Windows Phone 7: Early sales figures should be the least of anyone's concerns

I care less about Microsoft executives' continued refusal to share shipment number for Windows Phone 7 than I do about the company's (hopefully reversible) decision to prevent partners from porting the phone OS to slates.
Written by Mary Jo Foley, Senior Contributing Editor

I care less about Microsoft executives' continued refusal to go public with shipment number for Windows Phone 7 than I do about the company's (hopefully reversible) decision preventing partners from porting the phone operating system to slates and tablets.

At the "Dive Into Mobile" conference this week, Microsoft  corporate vice president and director of Windows Phone Program Management Joe Belfiore refused multiple times to provide an update on Windows Phone 7 sales. If I were Belfiore, I wouldn't be sharing numbers, either, since -- at least in my opinion, though not according to Microsoft's party line -- Windows Phone 7 is basically in soft-launch mode.

In the U.S., there are very few models of phones available on only two carriers (AT&T and T-Mobile). The first CDMA Windows Phone 7 models from Verizon and Sprint are sounding like early 2011 deliverables. Lack of stock and delays of models like the Dell Venue Pro (which Dell resolved a couple weeks ago) have undoubtedly hurt WP7 sales, as well.

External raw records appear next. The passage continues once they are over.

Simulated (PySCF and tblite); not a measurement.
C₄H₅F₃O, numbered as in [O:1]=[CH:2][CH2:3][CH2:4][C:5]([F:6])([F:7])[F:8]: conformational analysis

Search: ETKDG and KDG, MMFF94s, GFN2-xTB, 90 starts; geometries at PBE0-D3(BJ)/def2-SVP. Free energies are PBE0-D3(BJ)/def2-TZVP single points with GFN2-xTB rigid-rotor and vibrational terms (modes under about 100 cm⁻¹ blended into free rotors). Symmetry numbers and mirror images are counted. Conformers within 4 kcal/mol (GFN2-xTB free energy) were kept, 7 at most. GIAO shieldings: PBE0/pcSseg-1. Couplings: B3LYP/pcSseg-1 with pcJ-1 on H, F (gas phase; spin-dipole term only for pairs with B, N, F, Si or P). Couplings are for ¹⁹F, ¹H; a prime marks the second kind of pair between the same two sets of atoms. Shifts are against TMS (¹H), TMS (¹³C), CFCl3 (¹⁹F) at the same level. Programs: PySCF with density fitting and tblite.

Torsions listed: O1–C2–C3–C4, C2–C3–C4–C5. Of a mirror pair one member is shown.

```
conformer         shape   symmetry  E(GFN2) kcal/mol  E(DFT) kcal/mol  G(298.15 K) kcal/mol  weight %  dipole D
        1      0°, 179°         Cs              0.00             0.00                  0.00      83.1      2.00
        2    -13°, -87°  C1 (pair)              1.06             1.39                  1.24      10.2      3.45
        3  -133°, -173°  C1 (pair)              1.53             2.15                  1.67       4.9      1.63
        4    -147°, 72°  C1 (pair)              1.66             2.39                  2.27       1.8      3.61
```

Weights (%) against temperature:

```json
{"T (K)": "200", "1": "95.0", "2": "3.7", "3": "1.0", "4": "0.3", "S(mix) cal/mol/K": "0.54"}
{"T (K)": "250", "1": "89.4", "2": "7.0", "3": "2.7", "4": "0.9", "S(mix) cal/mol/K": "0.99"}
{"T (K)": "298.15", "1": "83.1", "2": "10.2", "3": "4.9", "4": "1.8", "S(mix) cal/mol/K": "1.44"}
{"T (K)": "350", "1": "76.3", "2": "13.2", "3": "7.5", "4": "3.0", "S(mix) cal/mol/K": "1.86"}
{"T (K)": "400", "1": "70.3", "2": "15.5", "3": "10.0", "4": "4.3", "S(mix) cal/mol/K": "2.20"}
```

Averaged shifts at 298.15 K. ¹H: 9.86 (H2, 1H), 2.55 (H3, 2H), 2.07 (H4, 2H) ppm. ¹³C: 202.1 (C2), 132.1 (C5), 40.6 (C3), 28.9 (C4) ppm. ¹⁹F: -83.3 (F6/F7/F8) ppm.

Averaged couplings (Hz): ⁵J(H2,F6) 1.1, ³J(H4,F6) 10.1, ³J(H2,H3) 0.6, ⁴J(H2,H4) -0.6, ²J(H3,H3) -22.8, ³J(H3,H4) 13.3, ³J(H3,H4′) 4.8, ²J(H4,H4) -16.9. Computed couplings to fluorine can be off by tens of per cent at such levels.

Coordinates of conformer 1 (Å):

However, I still find myself as incredulous as Engadget's Editor Joshua Topolsky, who asked Belfiore during his on-stage Q&A about Microsoft's decision to bar partners from shipping Windows Phone OS on tablets and slates.

You can’t possibly be this blind that Windows 7 isn’t going to work on tablets in the way you want it. Is that really the strategy?" asked Topolsky.

Belfiore reportedly said that while the "announced" strategy is that Windows 7 and its successors will be the operating system that Microsoft offers its partners for licensing for tablets and slates, "the company will evaluate that going forward."

Hopefully the "evaluation" period on that decision is sooner rather than later. An HTML 5-compliant Internet Explorer 9 running on Oak Trail processor-based Windows 7 slates will make Windows 7 slates more appealing than are the current generation hitting the market now. But a Windows Phone OS update that provided greater HTML 5/Silverlight/Flash support would be even more so, to my mind. Plus, offering the Windows Phone OS on slates would probably boost Microsoft's phone OS developer numbers further, and I'd argue, not at the expense of Windows.

Speaking of Windows Phone 7, there were a couple of other news and rumor tidbits of interest this week.

On the news front: Microsoft has changed its decision not to pay royalties until February 2011 to Windows Phone 7 app developers (after much developer outcry). Now developers will get their first checks in January instead. Microsoft officials said this week there are now more than 4,000 published Windows Phone 7 applications and 18,000 registered developers.

On the rumor front, there was word from Paul Thurrott that the first Verizon Windows Phone 7 model will be an HTC 7 Trophy, and that it may be out in January, 2011. January also is the rumored (and believable) timeframe for the first, promised update from Microsoft to the Windows Phone 7 operating system. This won't be a major update, the Redmondians have said, but it will deliver copy-and-paste functionality. WinRumours is hearing a second Windows Phone 7 operating system update may be on tap for February at the Mobile World Congress event. (Or maybe these two updates are really one and the same, with the January one delayed until February?)

I continue to hear from my contacts that there is a very real fear out there that Microsoft might "Kin" WP7 by pulling the plug if early sales are disappointing. I seriously doubt this is the case, as I've heard those joining the Windows Phone 7 team (at a high level) were asked to make a five-year commitment to the project. Microsoft isn't averse to throwing money at a market until it makes a dent (see Xbox, Bing). Whether early Windows Phone 7 sales have been good, bad or ugly, Microsoft is in this one for the long haul.